Our equity AUM has grown by 60% CAGR. As you know, we are focusing on not only overall AUM, but equity AUM. And the idea here is good businesses, the first block of asset management, both EAAA and mutual funds have had good creation of what we call intrinsic value, and now idea is as they grow their profit hit this hockey stick phase, we also unlock some of the value. We also, by selling some state monetizing it, try and also reduce the corporate debt in Edelweiss.
The second block we have is our insurance, the two insurance businesses. We have collectively invested almost INR4,000 crores across these two businesses, almost INR2,800 odd crores in the life insurance business, out of which about INR1,200 crores is for Edelweiss and the balance, INR1,600 odd crores is from Tokio Marine.
And in the general insurance business, we have invested close to INR1,000 crores up till now. So a fair amount of very heavy investment is happening in this. INR3,700 odd crores cumulative capital invested. Both these businesses, the losses have been reducing now, and we are getting closer and closer to the breakeven. We remain confident to achieve breakeven by FY ’27. And this is going to be an important step to get there. And as we — after we get there, unlocking the value will start after that. So our current objective of our insurance is to get to breakeven by ’27.
Our third block is our credit businesses, which have three of them: ARC, NBFC and Nido Housing Finance. In this business, we are adequately capitalized or I must say actually more than adequately capitalized. We have an equity of cumulative of INR7,500 crore. And we are currently achieving only about 5% collective ROE on that, a large part coming from the ARC business. But overall, we need to improve ROE reallocate capital is required and make it the right size of that.
And the fourth block we have after the credit book is the corporate debt, where we had a peak Consol debt of INR40,000 crores. Our current corporate debt is about INR5,500 crores, which we want to bring down even further in the next 18 months to get down to below INR3,000 crores or INR2,500 crores. And for that, as we said, the asset management business is our mutual fund and EAAA could be used to sell some stake and use that capital for a reduction on debt. We also, in this current quarterly presentation, investor presentation, have attached and adding them, which is a strategic overview on businesses, which highlights some of the things that I’ve said, and that could also be very useful.

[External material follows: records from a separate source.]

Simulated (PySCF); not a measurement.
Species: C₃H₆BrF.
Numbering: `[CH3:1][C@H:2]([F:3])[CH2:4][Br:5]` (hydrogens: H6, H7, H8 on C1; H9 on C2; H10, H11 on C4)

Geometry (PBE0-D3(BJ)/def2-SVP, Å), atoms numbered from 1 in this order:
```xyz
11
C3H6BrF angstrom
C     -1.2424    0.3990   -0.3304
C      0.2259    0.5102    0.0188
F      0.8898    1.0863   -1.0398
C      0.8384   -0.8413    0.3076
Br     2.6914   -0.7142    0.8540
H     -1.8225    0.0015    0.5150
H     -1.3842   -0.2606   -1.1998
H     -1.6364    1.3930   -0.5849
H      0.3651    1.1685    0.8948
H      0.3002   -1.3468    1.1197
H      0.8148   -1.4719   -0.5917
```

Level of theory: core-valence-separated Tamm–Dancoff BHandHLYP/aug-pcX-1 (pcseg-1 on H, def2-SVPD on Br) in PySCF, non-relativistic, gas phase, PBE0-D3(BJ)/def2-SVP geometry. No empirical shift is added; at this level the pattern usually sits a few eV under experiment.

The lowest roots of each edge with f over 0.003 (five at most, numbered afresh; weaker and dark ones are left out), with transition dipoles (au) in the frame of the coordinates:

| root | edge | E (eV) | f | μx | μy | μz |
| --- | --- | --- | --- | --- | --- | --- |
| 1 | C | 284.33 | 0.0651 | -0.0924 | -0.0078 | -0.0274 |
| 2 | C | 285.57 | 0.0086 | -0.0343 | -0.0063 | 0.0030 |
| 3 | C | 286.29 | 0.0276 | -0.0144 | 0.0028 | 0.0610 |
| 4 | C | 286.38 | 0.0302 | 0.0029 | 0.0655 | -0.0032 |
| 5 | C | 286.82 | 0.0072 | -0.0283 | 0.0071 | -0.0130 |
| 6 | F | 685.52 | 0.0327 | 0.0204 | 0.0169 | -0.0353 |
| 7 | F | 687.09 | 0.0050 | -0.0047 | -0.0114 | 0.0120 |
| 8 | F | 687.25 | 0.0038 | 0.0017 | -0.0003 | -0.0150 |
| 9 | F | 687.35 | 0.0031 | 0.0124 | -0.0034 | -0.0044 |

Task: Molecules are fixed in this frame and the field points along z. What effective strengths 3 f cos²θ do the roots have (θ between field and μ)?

That addendum is for giving a slightly broader strategic view of the businesses rather than the quarterly performance and the quarterly parameters. So a quick update on some of the other important items. On EAAA value unlock, we are working on the 10% to 20% stake sale. We are evaluating an IPO process on that. And very soon, we’ll be able to come back to investors and give a time line and a schedule for the EAAA stake sale and the value unlock.
On the RBI order, on ECL Finance and ERC, which came out in end of May, we are engaged with RBI. Both the Boards are monitoring the progress. Almost everything that RBI would have liked to do, we are implementing it and also giving that progress report to RBI. And we do hope that very soon, all the requirement in RBI and in terms of process overall and all in both the business, we’ll get that, and we will hopefully convince RBI whatever checks and balances were required has been put.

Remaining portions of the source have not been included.